Some electronics simulators integrate a schematic editor, a simulation engine, and on-screen waveforms and make “what-if” scenarios easy and instant. They also typically contain extensive model and device libraries. These models typically include IC specific transistor models such as BSIM, generic components such as resistors, capacitors, inductors and transformers, user defined models (such as controlled current and voltage sources, or models in Verilog-A or VHDL-AMS). Printed circuit board (PCB) design requires specific models as well, such as transmission lines for the traces and IBIS models for driving and receiving electronics.
[edit] Types
While there are strictly analog [1] electronics circuit simulators, popular simulators often include both analog and event-driven digital simulation[2] capabilities, and are known as mixed-mode simulators [3]. This means that any simulation may contain components that are analog, event driven (digital or sampled-data), or a combination of both. An entire mixed signal analysis can be driven from one integrated schematic. All the digital models in mixed-mode simulators provide accurate specification of propagation time and rise/fall time delays.

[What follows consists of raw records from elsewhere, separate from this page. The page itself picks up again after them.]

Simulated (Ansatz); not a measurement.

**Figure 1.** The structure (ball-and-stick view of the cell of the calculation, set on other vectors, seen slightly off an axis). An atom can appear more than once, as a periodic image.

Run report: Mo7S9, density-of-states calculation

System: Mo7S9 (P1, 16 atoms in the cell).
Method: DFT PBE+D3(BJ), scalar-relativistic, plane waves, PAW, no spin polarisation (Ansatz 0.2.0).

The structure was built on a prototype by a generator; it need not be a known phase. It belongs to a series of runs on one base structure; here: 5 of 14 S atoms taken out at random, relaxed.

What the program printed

The event driven algorithm provided by mixed-mode simulators is general purpose and supports non-digital types of data. For example, elements can use real or integer values to simulate DSP functions or sampled data filters. Because the event driven algorithm is faster than the standard SPICE matrix solution simulation time is greatly reduced for circuits that use event driven models in place of analog models [4].
Mixed-mode simulation is handled on three levels; (a) with primitive digital elements that use timing models and the built-in 12 or 16 state digital logic simulator, (b) with subcircuit models that use the actual transistor topology of the integrated circuit, and finally, (c) with In-line Boolean logic expressions. An example of a mixed-mode simulator is shown in Figure 1.
Exact representations are used mainly in the analysis of transmission line and signal integrity problems where a close inspection of an IC’s I/O characteristics is needed. Boolean logic expressions are delay-less functions that are used to provide efficient logic signal processing in an analog environment. These two modeling techniques use SPICE to solve a problem while the third method, digital primitives, use mixed mode capability. Each of these methods has its merits and target applications. In fact, many simulations (particularly those which use A/D technology) call for the combination of all three approaches. No one approach alone is sufficient.